The Duke and Duchess of Cambridge, along with their three adorable children, are arguably one of the most famous families in the world.
And while we know plenty about Prince William's side of the family, the Middletons have stayed relatively quiet when it comes to private affairs ever since William and Catherine's engagement was announced.
But in a rare interview for the 30th anniversary of her company Party Pieces, Carole Middleton has opened up about what it was like to have her eldest daughter marry into the royal family as well as what to expect at a Middleton family Christmas.
Christmas at the Middletons
If you thought you were prepared when it came to Christmas, Carole Middleton will give you a run for your money.
In the exclusive chat with the UK Telegraph, self-described "list-maker" Carole said she starts planning the festivities just after Halloween complete with wrapping paper themes.
On Christmas Day, the family, who live in the British county of Berkshire, attend church in the morning, go on a walk and then open presents. And while lunch is smoked salmon with champagne, the full Christmas dinner is served in the evening. And this year it's a little different, as there will be a vegan option for flexitarian Carole.
"If I go to someone's house for dinner, I'm not going to make a fuss. For Christmas, I'd probably have two options – very traditional and something vegan," she told the paper.
Carole's youngest, James, previously mentioned that Christmas is a traditional day in the Middleton family calendar with all the trimmings.
"There'll be turkey, champagne and some wine...For me it's all about family… It's one where we can all regroup," James said in an interview on German TV channel, Leute Heute.
Mrs Middleton also admitted that Prince George, five and Princess Charlotte, three, will have their own Christmas tree in their room to decorate as they please. Now that's what we call a doting grandmother!

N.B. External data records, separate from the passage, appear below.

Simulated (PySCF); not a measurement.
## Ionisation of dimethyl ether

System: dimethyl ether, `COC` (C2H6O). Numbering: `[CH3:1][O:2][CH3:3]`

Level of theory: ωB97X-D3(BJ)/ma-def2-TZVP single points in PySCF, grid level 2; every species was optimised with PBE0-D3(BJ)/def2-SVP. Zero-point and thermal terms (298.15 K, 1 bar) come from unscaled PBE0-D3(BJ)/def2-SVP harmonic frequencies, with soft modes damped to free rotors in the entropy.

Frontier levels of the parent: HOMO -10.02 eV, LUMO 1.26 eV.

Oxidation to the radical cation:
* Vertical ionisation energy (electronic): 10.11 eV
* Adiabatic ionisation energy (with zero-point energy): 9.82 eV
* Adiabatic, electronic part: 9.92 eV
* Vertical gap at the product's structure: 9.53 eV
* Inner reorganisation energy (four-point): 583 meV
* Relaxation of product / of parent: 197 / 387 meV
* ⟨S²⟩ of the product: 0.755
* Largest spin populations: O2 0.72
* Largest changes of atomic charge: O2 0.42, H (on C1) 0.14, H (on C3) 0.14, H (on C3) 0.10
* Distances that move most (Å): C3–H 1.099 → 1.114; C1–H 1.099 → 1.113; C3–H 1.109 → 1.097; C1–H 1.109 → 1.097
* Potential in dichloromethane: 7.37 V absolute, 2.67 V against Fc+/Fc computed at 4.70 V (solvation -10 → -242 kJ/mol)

What it's like mingling with the royals
Attending weddings and christenings alongside the Queen and other dignitaries may seem intimidating for some, but for Carole, she was just like any other mother watching her daughter get married.
Speaking about the extravagant 2011 royal wedding, Carole said, "Like every mother, I wanted to look my best, make my children proud and enjoy the day."
"I honestly don't think I was any more stressed than any other mother-of-the-bride."
Catherine's younger sister Pippa also spoke about the surprisingly normal side of William and Catherine's wedding shortly after the event as well.
"We saw it as a family as just a family wedding, and actually I didn't realise perhaps the scale of it until afterwards," she told US show, Today.
WATCH: Pippa Middleton talks about the royal wedding. Post continues...
Carole played an important part in both Catherine and Pippa's respective weddings, even helping with details including the music.
"But I think the most important thing, as a parent, is to listen to what your daughter wants. You can have all the ideas in the world, but it has to be about them. And don't muscle in on the guest list."
Despite her daughter's marriage into the royal family, Carole keeps things refreshingly down-to-earth.
"I have two other children and grandchildren and my job, and I lead a lot of my life round here, where I've lived for years and people knew me before Catherine's…impact. It isn't normal maybe to go to Louis' christening or Catherine's wedding, but, in the end, they're all family events."
Family comes first
Carole and husband Michael welcomed not one but two grandchildren this year- Prince Louis was born in April and Arthur was born to Pippa and James Matthews in October. And as their family grows, the Middleton matriarch knows that they are her number one priority.
In fact, she admitted that her biggest fear as Catherine, Pippa and James grew up was that she'd lose her family, but thankfully they have "stayed close."
"They come first and that will always be the case, even when I have more me time."
"I have two lovely sons-in-law and I hope I'll have a lovely daughter-in-law."
She may dote on her children and grandchildren, but Carole also made it clear that discipline and manners are an important lesson to teach the little ones from an early age.
"You can't suddenly start teaching them about politeness at 13. You have to do it from the start."
When Duchess Catherine became a mother herself, she frequented her old family home in Bucklebury and relied on her parents, particularly her mother. In fact, the first official photograph of the Cambridge family when Prince George was born was taken at the Middleton family home.
A royal source told The Sun that after the birth of Prince Louis, Carole was popping in and out of Kensington Palace, helping with George and Charlotte.
"Kate already has nanny Maria, who is fantastic, but Carole's been an amazing second pair of hands."